Reality Check: Courage and Discouragement

If you’ve ever felt the thud of discouragement, you may have also felt that you have no control over how you respond. It’s a powerless feeling, isn’t it?
What brings on those discouraged feelings? Here are a few of the many possibilities.
When I am unable to do something, I could become discouraged because I perceive that I’m not very smart. When I can’t get along with people, I may become discouraged because I believe I’m not very compassionate. When I work and work with no satisfactory reward, I may be discouraged because I’m not appreciated enough.
Discouragement can come from the recognition that I’m not making progress in the direction that I want to go.
Learning is one area where I sometimes see discouragement, and the way folks deal with that discouragement can make a real difference in their lives.
For example, say you have an important goal—you need to write a screening test for an employer, pass an apprenticeship exam, or achieve a credential of some kind. But first, you need to learn, say, equation-solving.

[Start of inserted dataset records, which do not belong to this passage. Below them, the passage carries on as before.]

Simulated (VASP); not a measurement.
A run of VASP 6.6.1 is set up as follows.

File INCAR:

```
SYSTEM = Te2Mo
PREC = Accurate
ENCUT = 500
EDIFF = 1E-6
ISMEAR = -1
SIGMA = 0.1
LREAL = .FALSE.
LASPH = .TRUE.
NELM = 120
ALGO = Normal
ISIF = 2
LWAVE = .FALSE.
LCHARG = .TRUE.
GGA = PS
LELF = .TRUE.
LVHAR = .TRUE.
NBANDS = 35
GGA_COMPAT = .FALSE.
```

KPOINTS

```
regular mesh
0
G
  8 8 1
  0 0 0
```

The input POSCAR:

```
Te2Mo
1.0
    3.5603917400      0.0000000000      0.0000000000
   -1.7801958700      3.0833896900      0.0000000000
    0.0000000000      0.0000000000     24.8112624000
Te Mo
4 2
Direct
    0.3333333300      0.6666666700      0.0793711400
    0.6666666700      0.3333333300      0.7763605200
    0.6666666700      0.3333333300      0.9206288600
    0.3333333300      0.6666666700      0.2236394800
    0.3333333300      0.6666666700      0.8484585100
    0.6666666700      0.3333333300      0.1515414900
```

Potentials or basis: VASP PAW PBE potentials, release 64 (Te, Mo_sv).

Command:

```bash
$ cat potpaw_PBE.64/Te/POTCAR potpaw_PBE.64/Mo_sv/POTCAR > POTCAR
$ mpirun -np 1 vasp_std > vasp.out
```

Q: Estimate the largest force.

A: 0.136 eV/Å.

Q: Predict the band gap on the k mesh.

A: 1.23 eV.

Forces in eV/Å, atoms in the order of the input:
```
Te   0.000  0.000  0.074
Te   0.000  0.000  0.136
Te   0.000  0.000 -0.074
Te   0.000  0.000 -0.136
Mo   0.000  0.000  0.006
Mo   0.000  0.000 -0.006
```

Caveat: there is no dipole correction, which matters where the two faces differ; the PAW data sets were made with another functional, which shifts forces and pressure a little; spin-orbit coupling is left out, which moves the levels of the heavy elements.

Some people don’t grasp new learning as quickly as they believe they “should.” An unfortunate result of that belief can be the conclusion that if they didn’t understand everything right away, they’ll never get it.
Discouragement kicks in; they beat themselves up, give up, and head down quite a different path than they might otherwise go.
What responses to discouragement have you seen? When one feels unappreciated, perhaps it’s, “No one appreciates what I’m doing, so I may as well not bother.” If the discouragement comes from a feeling of being inadequate, perhaps it’s, “I can’t do this, so I may as well not try.”
Unfortunately, responses such as those can act like a feedback loop. If we respond to a lack of success with, “I may as well not try” then we give up. That pretty much guarantees that we’re not going to experience the success that could come from persisting.
Similarly, if we perceive that we’re not appreciated, we may respond by withdrawing, which could lead to being appreciated even less than before.
What might help? It would be great if we could just decide, “I am not discouraged!” and have the discouragement vanish. But trying to choose our feelings directly doesn’t seem to be very effective in practice, does it?
Here’s an idea. Try choosing a different perception about discouragement. That is, instead of seeing discouragement as feeling blue, incapable, or unappreciated, what if we choose to interpret “dis-courage-ment” as “lacking courage?”
How might that help?
A rework of those discouraged situations using a different mindset might look like this. “Even if I don’t seem to be as smart as everyone else, I have the courage to continue working.” Or “I may not be naturally compassionate, but I have the courage to reach out to others anyway.” Or even, “My efforts may not be appreciated, but I know that they are good-faith efforts, and I have the courage to continue even when no one notices.”
When we’re in a discouraged funk, it might not be at all clear that one of the responses that we could choose is to muster our courage. However, there are many situations in our ordinary lives that require courage, and discouragement may be one of them.
How would you do that? Ask yourself, “If I were courageous, what would that look like?” Or, “Consider the courageous people that I know (and I think that we all know some), what would they do in this discouraging situation?”
So, if you are feeling “dis-couraged,” might it be worth trying the perspective of, “Perhaps I need to work on my courage?”
What do you think of courage as a response to discouragement?